The City of Greater Sudbury has been cleared of all charges it faced under the Occupational Health and Safety Act in the 2015 death of Cecile Paquette.
Paquette was killed Sept. 30, 2015 when she was run over by a grader that was working at the downtown intersection of Elgin and Beech streets.
The City of Greater Sudbury pleaded not guilty to seven charges from the Ministry of Labour, which attempted to prove the corporation was the constructor and the employer of the project, and therefore culpable in the circumstances that led to Paquette's death. One charge was dismissed on the first day of trial at the urging of the Ministry of Labour (MOL).
The MOL, in its prosecution, alleged the contract wording between the city and Interpaving Ltd. contained provisions that could enable the city to assume the role of constructor.
However, Judge Karen Lische said in reviewing the evidence, there is no suggestion that any contractual provision was invoked on the project that would make the city the constructor.
“It is crystal clear, according to the evidence at trial, the owner was the city and constructor was Interpaving,” Lische said. “This is not a case where the city is attempting to evade its statutory duty. This court finds that the MOL has failed to show that the city assumed the role of constructor or assumed control over the Elgin project.
“Moreover, it is clear, according to the evidence, that Interpaving assumed the role of the constructor of the Elgin project. The court is not satisfied beyond a reasonable doubt that the evidence indicates otherwise.”
Interpaving had actual, factual control and direction of the Elgin project, she said. Interpaving, the constructor, was responsible for health and safety.
The company was found guilty of one charge back in March, while two others were withdrawn by the Crown. Interpaving was fined $195,000 under the OHSA.

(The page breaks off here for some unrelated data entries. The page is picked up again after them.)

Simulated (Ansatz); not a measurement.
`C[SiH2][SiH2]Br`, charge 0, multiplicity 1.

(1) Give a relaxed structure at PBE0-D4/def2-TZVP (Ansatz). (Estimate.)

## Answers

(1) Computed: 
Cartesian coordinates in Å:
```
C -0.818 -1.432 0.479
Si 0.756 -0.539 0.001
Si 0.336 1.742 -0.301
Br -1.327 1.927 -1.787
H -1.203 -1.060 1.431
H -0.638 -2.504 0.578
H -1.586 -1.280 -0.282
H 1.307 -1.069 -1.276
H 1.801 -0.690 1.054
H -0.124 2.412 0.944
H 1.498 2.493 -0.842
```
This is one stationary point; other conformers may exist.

Furthermore, in dismissing the three charges alleging the city was the employer on the project, Lische said in the court's view, the city was not an employer within the meaning of the OHSA.
“Although (city) inspectors would attend the Elgin project from time to time, their role was quality assurance and ensuring the work being performed by the constructor was in accordance with the contract so that progress payments could be made,” Lische said. “It was clear from the evidence that the inspectors had to follow the health and safety guidelines of Interpaving. Interpaving had control over the inspectors when they were at the Elgin project worksite.”
As the owner of the project, the city had no obligation to ensure Interpaving and its workers complied with the OHSA, she said. An owner who does not become a constructor has very limited obligations under the Act.
“This court has not found they (the city) were a constructor,” Lische said. “This court has not found that they (the city) were an employer.”
David McCaskill, Crown attorney for the Ministry of Labour, disagreed. He said the MOL would never have started prosecution if it didn't believe the City of Greater Sudbury was not guilty.
McCaskill said he will now take some time to go over Lische's written report. If the MOL decides to appeal the decision, they have 30 days in which to do so.
The City of Greater Sudbury in a brief statement said they respect the decision.
“We remain confident in our position on this matter and respect the ruling made by the court and outcome from today’s hearing,” said city solicitor Eric Labelle.
Mayor Brian Bigger issued the following statement regarding the court decision.
"The safety of the public and our workers is of utmost importance to the organization, and we will always take this very seriously. The City of Greater Sudbury respects the decision of the court in this matter, and will continue to comply with all applicable legislation relating to health and safety."